At a meeting, a lady shared, “Apathy is a defence against fear.”
Apathy worries every old-timer in the Program. A friend said recently, “resentment may have been the number one offender when the Big Book was written, but apathy and complacency may be the number one offender today.”
Why are apathy and complacency so attractive? They must be attractive because we all drift into them so effortlessly. We should be afraid of them, recoiling at the thought of uncaring indifference. Instead, we ease into them like a warm bath.
Apathy should create fear. Instead, apathy is a defence against all types of fear.
I have a fear of success. Apathy is a defence to this fear. How could I be afraid of success? Questions bubble up from my subconscious when I am about to succeed. How can I top this once I have achieved it? Would I be happy with that success, or will I want still more success? What about the responsibilities I inherit if I succeed? Apathy is a great defence to the fears of success.
And when I do succeed, I shrug and say, “so what.” Defending against any responsibility that accompanies success.
I fear failure; indifference is a defence against failure. Both public failure and private failure. I am afraid of public failure. When I see that I am about to fail, I change my mental state; I declare to myself that it does not matter. And apathy is a defence against private failure. When I fail and no one knows but me, I recast the event to declare it meaningless. Apathy reduces the internal sting of defeat.
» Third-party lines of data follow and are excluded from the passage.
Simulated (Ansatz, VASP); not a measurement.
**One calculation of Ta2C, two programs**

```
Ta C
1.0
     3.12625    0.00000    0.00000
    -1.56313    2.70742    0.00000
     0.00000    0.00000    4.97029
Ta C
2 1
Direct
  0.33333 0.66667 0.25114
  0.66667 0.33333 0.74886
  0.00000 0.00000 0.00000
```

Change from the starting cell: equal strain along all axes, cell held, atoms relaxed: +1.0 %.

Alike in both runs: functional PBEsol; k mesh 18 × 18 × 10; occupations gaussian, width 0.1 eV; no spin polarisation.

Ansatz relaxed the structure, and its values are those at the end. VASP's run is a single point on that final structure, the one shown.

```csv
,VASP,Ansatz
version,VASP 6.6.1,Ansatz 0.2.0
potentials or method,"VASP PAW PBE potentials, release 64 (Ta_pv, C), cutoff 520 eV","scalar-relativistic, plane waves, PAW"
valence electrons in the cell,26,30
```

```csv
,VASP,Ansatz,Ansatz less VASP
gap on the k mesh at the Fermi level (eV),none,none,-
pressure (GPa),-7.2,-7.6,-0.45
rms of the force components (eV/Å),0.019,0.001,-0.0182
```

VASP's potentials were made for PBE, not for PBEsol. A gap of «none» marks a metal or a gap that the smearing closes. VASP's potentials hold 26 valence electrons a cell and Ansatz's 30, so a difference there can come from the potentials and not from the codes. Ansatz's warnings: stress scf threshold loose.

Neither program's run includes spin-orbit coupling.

And apathy is a defence to feelings of inadequacy. I am a poster child for the ‘imposter syndrome.’ Apathy avoids that fear.
Apathy is a defence against work. A disinterested shrug avoids all manner of physical work. And shrugging with sophisticated intellectual disinterest avoids mental work. I do this because I am afraid of work, genuine effort, even when I know that it will yield results.
And apathy is a defence against spiritual work. How many sponsors have had sponsees agree to do inventory work? Then fail to pick up a pen and do the writing. It is work, and an apathetic attitude makes the avoidance of effort easy.
Spiritual maintenance is work and studied indifference is a defence against that work. For example, removing defects takes focus and effort. Instead of growing, I become apathetic and complacent; I drift along. Drift until the discomfort from the defect is sufficient to get me going.
Apathy is a defence against spiritual progress. The outcome of spiritual growth seems uncertain, where will God take me? Fearful of the outcome, I have hesitated to have defects of character removed. I have hesitated to grow spiritually, afraid of where things might go if I succeeded. Apathy allows me to duck all of these issues.
Fear of spiritual outcomes runs parallel to the fear of uncertain outcomes in other areas of life. I see now that apathy is a defence against changes in all life’s domains. Apathy and complacency are a defence to the fear of uncertain outcomes. Certain discomfort outweighs uncertain relief. Coupled with laziness, apathy works to make sure that I don’t change.
The pattern is clear. Apathy is connected to all types of fear: Apathy is associated with fears of failure, success, change and growth, fears in financial, spiritual, material, and reputational matters. On and on goes the list. Apathy is a defence to a hundred forms of fear.
If you smell apathy, you may well find fear.
Andy C says
Andy
This is a first rate post.
A real caution to A.A. long timers.
Lots of room for thought.
Thanks for this
Andy replied “thanks for the compliment. And it is a caution for long term sobers.”